Tuesday, June 08, 2010

Massachusetts Governors Polls Suffolk University – Although Patrick Leads, over One-Third Undecided - Analysis

Although it’s still early in the game in the three-way contest for the Massachusetts Governor’s race, polling indicates that Deval Patrick’s fortunes are on the rise, that is until one checks the marginals – at that point this race appears to be wide open. (Marginal are the percentage of participants, the demographics and the willingness to answer or knowledge of a candidate.)
In reviewing the data from the May 26th pollone finds Patrick’s lead in the 41st question of the survey, which asks the question: "Regardless of who you are personally supporting for Governor - when all The votes are counted this fall, who do you believe will be elected Governor
on November 2nd - Deval Patrick, Charlie Baker, Tim Cahill, or Jill Stein {

Patrick takes the lead with 48%, Charlie Baker 20%, Timothy Cahill at 9% with 21% of the respondents undecided. It is the undecided respondents or those who flatly refuse to answer that skew the poll in Patrick’s favor, and by a margin that ranges on all relevant (to this article) questions from 21% to 34%.

In the question regarding Baker’s favorability, the GOP candidate received only a 20% positive rating, however, 31% of respondents “never heard” of the candidate and 32% have yet to decide. That is 63% of respondents either never hearing of or undecided at this point. In other words, a huge margin.

In a question regarding Scott Brown’s favorability, 57% respond in the positive, with 3% never heard and 17% undecided.

What is in Baker's favor?

52% feel Massachusetts is headed in the wrong direction.
49% feel Massachusetts economy is not improving
(The latter two having negligible undecideds)

Question 10 – Does Deval Patrick deserve to be re-elected? With 11% undecided, 55% of respondents feel the Governor should seek employment elsewhere.

In the following question, Patrick somehow manages to pull a much improved job ranking at 42% approval.

The kicker: Question 21: “Which of the four reminds you most of Scott Brown?”, Baker receives 26%, with the balance of the candidates shown in single digits and a stunning 56% are undecided.

What this poll suggests is that although Deval Patrick, on paper, appears to be doing well, as Baker gains more recognition, those numbers will become competitive. Should Baker’s media team run a Brown style messaging campaign (sooner would be better, whoever, in the most likely case, it would be in the final months of the campaign), (positive), It is probable that Baker will take a Brown-type lead in the final weeks of the campaign (conservatively speaking).

In the questions regarding the negative Cahill ads run by the Republican Governors Association: it appears that the ad did little to either help or hurt Baker, that said, negative campaign ads, in general in Massachusetts , spell big problems for candidates – if, and only if, they are endorsed by that candidate. To refresh: ads run by the Healy campaign, and ads run by the Coakley campaign did more harm to the candidate than any other factor.
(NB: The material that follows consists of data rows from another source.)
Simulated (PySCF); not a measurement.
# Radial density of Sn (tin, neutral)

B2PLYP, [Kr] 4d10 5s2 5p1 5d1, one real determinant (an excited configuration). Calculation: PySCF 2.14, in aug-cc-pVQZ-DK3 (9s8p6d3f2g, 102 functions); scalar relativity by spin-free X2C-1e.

The fact that 63% of the respondents have not heard of Charlie Baker or are undecided, speaks to the early nature of the game. As Baker becomes more visible, one can expect an increase in favorability in the subsequent polling.

Monday, June 07, 2010

Democrats Counseled To Avoid Direct Contact with Constituents Going Into the 2010 Midterms - Fear and Loathing of Democrats trumps Courage

TheNew York Times ran an interesting piece on yesterday on incumbent Democrats and Town Hall Meetings – apparently, most Democrats won’t be holding any meetings this summer where they may run into too many constituents. According to the article, there are 255 Democrats who spent last week in their home districts, most of which attended closed “meet and greets” with “party leaders” advising them to hold events in “controlled settings”. Apparently, the party that promoted dissent when the proverbial shoe was on the other foot prefers to stifle dissent if it is aimed in the direction of an incumbent Democrat.
One is reminded of the old Ostrich with its head stuck in the sand, the premise, if one can’t see the danger it does not exist. That strategy may work as far as keeping those incumbents from the reality of the looming November elections.

Massachusetts, which was known as the “bluest state” when it came to all levels of government is experiencing shocking change. The Massachusetts Democrat Convention, held in Worcester this past weekend, attracted 3,500 attendees, or shockingly only 400 more than those attending the Massachusetts Republican Convention held in April.(source: Boston Globe). In addition, the Republican Party in Massachusetts has 37 out of 175 state and federal candidates, vying for nine of the 10 Congressional Seats in Mass. It will be the first time many of the Democrat Incumbents have had to actually campaign for their seats, and true to form, they are not sticking their necks out to meet with the general public. In addition, the Globe article reporting on the number of Republican Challengers, noted that:

“The nonpartisan Cook Political Report considers nine of the state’s 10 congressional seats “solid D’’ in its most recent round-up, updated May 24. Only Delahunt’s former seat is labeled a toss-up.”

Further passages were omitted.